From the States and Municipalities:
Arizona – Elections Panel Moves to Uncover Political ‘Dark Money’
Arizona Daily Star – Howard Fischer (Capitol News Services) | Published: 10/31/2015
The Citizens Clean Elections Commission adopted a rule that spells out what will be considered to be a “political committee.” That designation is crucial because only political committees are required to report both contributions and expenditures. The new guideline says the reporting requirement applies when any organization spends at least half of its overall communications expenses on Arizona political races. Tom Collins, the commission’s executive director, said the rule is a direct result of heavy spending last election by groups that refused to disclose the source of their cash.

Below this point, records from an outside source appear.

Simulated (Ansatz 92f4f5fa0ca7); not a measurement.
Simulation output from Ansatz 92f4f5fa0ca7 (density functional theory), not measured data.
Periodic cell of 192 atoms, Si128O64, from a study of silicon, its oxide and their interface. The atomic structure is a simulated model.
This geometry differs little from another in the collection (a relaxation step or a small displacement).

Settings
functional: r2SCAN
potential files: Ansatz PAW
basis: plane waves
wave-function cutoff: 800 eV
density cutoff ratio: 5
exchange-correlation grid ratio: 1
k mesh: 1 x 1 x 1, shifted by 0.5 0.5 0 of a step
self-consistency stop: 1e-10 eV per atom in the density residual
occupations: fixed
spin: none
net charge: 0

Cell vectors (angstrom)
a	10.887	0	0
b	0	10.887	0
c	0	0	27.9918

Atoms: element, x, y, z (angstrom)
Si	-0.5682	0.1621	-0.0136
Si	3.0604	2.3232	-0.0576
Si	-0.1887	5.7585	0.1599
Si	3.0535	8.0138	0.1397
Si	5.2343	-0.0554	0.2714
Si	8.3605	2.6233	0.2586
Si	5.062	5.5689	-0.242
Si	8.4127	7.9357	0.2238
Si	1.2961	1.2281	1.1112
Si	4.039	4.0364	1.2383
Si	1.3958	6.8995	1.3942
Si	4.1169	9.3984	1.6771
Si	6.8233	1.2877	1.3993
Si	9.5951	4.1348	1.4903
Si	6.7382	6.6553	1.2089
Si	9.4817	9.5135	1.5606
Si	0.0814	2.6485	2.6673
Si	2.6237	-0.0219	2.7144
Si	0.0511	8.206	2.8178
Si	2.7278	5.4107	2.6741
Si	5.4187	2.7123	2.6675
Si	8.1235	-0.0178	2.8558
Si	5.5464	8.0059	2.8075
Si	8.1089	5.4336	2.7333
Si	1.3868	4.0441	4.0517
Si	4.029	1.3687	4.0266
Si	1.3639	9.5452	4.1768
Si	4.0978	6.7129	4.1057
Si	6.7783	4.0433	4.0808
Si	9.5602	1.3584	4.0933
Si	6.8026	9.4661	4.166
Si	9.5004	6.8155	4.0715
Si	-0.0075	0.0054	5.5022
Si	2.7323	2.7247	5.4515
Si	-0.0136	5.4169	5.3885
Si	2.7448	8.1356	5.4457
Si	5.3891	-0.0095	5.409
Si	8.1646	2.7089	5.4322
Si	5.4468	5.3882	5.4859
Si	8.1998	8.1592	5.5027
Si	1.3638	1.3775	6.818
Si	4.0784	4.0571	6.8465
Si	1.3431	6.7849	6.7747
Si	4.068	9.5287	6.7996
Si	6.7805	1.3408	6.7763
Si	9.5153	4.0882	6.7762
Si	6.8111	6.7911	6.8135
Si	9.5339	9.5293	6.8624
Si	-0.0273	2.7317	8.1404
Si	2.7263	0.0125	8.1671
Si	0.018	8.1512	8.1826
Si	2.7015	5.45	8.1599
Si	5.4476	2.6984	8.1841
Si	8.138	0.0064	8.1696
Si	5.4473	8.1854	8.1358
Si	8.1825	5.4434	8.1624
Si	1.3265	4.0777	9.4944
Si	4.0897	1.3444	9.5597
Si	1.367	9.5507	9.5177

California – Tighter Rules for Lobbying Win S.F. Voter Approval
San Francisco Chronicle – Kevin Fagan | Published: 11/3/2015
Proposition C, which was approved by San Francisco voters on November 3, will require individuals or groups to register as lobbyists if they spend more than $2,500 in a month to encourage others to lobby city officials directly. The issue was placed on the ballot by a unanimous vote of the city Ethics Commission to try to rein in “Astroturf” lobbying, which refers to third-party influence efforts that try to disguise the real group or person behind a fake grassroots message. Many of the city’s grassroots and nonprofit organizations supported the idea behind Proposition C but said it would unfairly force them to abide by the same rules as more-moneyed traditional lobbyists. Proponents maintained that all lobbyists, big and small, should be equally accountable.
Connecticut – Joseph Ganim, Disgraced Ex-Mayor of Bridgeport, Conn., Wins Back Job
New York Times – Kristin Hussey | Published: 11/3/2015
An ex-convict who spent seven years in federal prison for corruption reclaimed the Bridgeport mayor’s office, completing a stunning comeback bid that tapped nostalgia for brighter days in Connecticut’s largest city. Joe Ganim, who was released from prison five years ago, declared victory in a race involving seven opponents. Ganim was mayor from 1991 to 2003, resigning after he was convicted of accepting hundreds of thousands of dollars from people and companies doing business with the city. Eddie Moro, a security employee in the public school system, said he has no problem with Ganim’s criminal record. “He didn’t kill nobody,” said Moro.
Maine – Maine Backs Post-Citizens United Campaign Finance Initiative
Huffington Post – Paul Blumenthal | Published: 11/3/2015
Maine voters approved a proposal to expand the state’s public campaign financing system. It will increase public funding for candidates to as much as $3 million while allowing them to collect additional five-dollar qualifying donations. The initiative will also require organizations behind political advertisements to disclose the top three donors funding the ads and increase penalties for candidates who violate the state’s campaign finance laws.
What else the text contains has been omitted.